MacBeth is a tragic hero, and all tragic heroes of the Shakespearean kind are noblemen who have unsettling hamartia, or character weaknesses, that everyone can relate to and that contribute to their ultimate downfall. MacBeth’s hamartia are the very relate-able characteristics of ambition, arrogance and greed. Before the he hears the Weïrd Sisters’ prophesies in Act 1, Scene 3, MacBeth is a happy man and a good man. He has it all: Thane of Cawdor, Thane of Glamis, Duncan’s favour, and a nice, cozy castle. But because of his hamartia, ambition, arrogance, and greed, by the end of the play MacBeth is completely miserable.
MacBeth exemplifies ambition in his willingness to murder repeatedly. He exhibits his first sign of fear of the unknown when he turns to Banquo and says, “…Do you not hope your children shall be kings when those that gave the Thane of Cawdor to me promised no less to them?” (Act 1, Scene 3, Lines 128-131) It may sound as though MacBeth is simply curious, but it seems more likely that MacBeth is wondering and worrying about his future security as king, should Banquo’s descendents become kings. MacBeth then decides that being Thane of Cawdor is not enough for him, and he begins to scheme to ensure the fulfilment of the Weïrd Sisters’ prophesy, that he, MacBeth, will become king. MacBeth’s ambition must be in overdrive, because not only does he kill the king, he also kills his best friend, Banquo, to keep Banquo from telling the rest of the world that MacBeth has killed the king to become king himself. Ambition rears its ugly head again in Act 1, Scene 4, Lines 55-60, when MacBeth realizes that he must also remove Malcolm from the picture, as he is the Prince of Cumberland: “The Prince of Cumberland! That is a step on which I must fall down or else o’erleap, for in m my way it lies. Stars, hide your fires; let not light see my black and deep desires. The eye wink at the hand, yet let that which the eye fears, when it is done, to see.” MacBeth has a certain amount of courage, but only in the battlefield. The murders do not take courage; they take MacBeth’s cold-hearted ambition.
MacBeth’s arrogance becomes an exploitable crack when he tells Banquo that he is going to leave his being crowned king up to fate. (Act 1, Scene 4, Lines 157-159) (“…If chance will have me king, why, chance may crown me without my stir…”) He might not consciously recognize it, but inside he really wants to be king, and feels he deserves the crown. That arrogant desire is what ultimately motivates him to commit the ultimate act of treason, killing the king. MacBeth also becomes understandably arrogant when the witches give him a distorted vision of his own indestructibility, where no man born of a womb can harm him, and that the only way he will be defeated is “…until Great Birnam Wood to high Dunsinane Hill shall come against him.” (Act 4, Scene 1, Lines 105-108)

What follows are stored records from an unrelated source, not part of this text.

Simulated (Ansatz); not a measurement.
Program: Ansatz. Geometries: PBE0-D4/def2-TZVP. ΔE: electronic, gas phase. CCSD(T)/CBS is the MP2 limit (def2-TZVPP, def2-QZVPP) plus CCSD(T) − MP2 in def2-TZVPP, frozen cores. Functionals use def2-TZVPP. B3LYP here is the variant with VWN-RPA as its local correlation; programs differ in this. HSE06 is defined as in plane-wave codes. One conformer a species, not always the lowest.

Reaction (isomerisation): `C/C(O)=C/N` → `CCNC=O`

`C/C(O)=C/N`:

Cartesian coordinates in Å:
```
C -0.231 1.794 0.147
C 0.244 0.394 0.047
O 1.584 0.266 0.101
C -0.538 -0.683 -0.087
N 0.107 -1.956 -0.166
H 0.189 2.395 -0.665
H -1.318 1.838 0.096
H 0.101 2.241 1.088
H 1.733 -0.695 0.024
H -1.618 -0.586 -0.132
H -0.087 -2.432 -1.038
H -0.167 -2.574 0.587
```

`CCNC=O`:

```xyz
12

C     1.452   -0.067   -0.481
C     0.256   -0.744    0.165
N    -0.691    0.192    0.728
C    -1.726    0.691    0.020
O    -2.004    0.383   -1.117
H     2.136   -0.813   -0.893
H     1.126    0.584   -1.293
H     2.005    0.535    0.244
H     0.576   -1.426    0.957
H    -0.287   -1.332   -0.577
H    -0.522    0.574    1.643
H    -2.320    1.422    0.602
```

MacBeth’s greed is the hamartia that is very prominent throughout the entire play. MacBeth hears the witches’ prophesies and fervently wants them to happen. MacBeth’s greedy desire becomes inflamed during his discussion with his wife. When Lady MacBeth says, “O, never shall sun that morrow see!” (Act 1, Scene 5, Lines 71-72), it gets MacBeth thinking that he should take matters into his own hands to become king, and he decides to kill Duncan to gain the crown of Scotland. MacBeth’s greed leads him to make the witches’ prophesies come true, and then he becomes wistful, thinking of what else he could have. (Act 3, Scene 1-3 (Quote Scene 3, Lines 51-56)) (“…Be innocent of the knowledge, dearest chuck, till thou applaud the deed. – Come, seeling night, and with thy bloody and invisible hand cancel and tear to pieces that great bond which keeps me pale….”) MacBeth’s greed does not stop at any discernable moment during the play. At the very end, when he is alone in the castle, MacBeth starts to feel sorry, but the fact remains that he has been greedy. In wanting everything he should not have, MacBeth has plotted and killed and grabbed, and he ultimately ends up being killed himself.
MacBeth’s circumstances result from bad decisions that stem from his tragic flaws: ambition, arrogance and greed.
Downfall of the Tragic Hero
MacBeth is partially responsible for his own downfall. He is not entirely to blame, but he plays a fairly major role. Other characters that aid in his downfall are Lady MacBeth, the Weïrd Sisters, and Duncan himself.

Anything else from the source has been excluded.